Apple will no longer invest in patent troll Intellectual Ventures

iphone pinch to zoom

Apple has chosen to pass on the opportunity to pour fresh money into Intellectual Ventures, a patent buying and assertion company founded and led by its chief executive officer Nathan Myhrvold. Following in Apple’s footsteps, chip giant Intel has distanced itself too from the controversial patent holding firm and declined further investment

Intellectual Ventures was one of the top-five owners of U.S. patents in 2011. The patent assertion entity, however, has managed to persuade the Japanese consumer electronics maker Sony and the Windows maker Microsoft to invest in its latest acquisition fund, a move that will create a fresh war chest for Intellectual Ventures to buy new patents…

Intellectual Ventures is seeking to raise an additional $3 billion, on top of the $6 billion it’s raised since 2000. Reuters observes that it’s unclear whether Intel and Apple could still opt to invest in the firm at a later time.

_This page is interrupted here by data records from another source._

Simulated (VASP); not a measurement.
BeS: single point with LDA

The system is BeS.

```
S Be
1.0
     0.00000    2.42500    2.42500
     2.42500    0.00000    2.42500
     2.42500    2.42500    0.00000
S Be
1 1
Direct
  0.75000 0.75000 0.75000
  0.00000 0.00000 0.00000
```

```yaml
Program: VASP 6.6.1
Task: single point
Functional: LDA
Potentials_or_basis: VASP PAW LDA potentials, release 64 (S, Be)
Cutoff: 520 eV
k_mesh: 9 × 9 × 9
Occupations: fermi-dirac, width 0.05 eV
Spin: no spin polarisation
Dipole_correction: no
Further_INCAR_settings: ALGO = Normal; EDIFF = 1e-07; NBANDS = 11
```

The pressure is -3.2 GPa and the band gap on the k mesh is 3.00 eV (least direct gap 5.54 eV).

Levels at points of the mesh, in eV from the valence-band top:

Intellectual Ventures exists to buy patents on the behalf of its investors for the purpose of asserting them against other companies. Apple, Microsoft, Sony and Intel all previously invested in Intellectual Ventures’s funds.

In December 2012, Intellectual Ventures bought more than 1,100 imaging patents by Kodak. Both Apple and Microsoft had teamed up with Intellectual Ventures at the time in order to obtain Kodak’s intellectual property concerning digital imaging.

Intellectual Ventures currently owns about 70,000 patents.

patent_troll

Apple is patent trolls’ favorite target: just in the past three years alone the company was sued 92 times by the entities whose sole purpose is to assert patents against rich companies rather than create and sell actual products.

Apple, Google, Samsung and others now lead the effort to curb patent trolling.

Earlier in the year, nearly 20 technology companies have asked the United States Supreme Court to allow stiffer penalties for patent trolls who bring frivolous lawsuits against them. Patent trolls cost Apple and other Silicon Valley giants tons of time and money as frivolous lawsuits spread their resources thin.

Tech companies also demanded that EU judges introduce anti-trolling changes into Unified Patent Court and the upcoming European Unitary Patent system.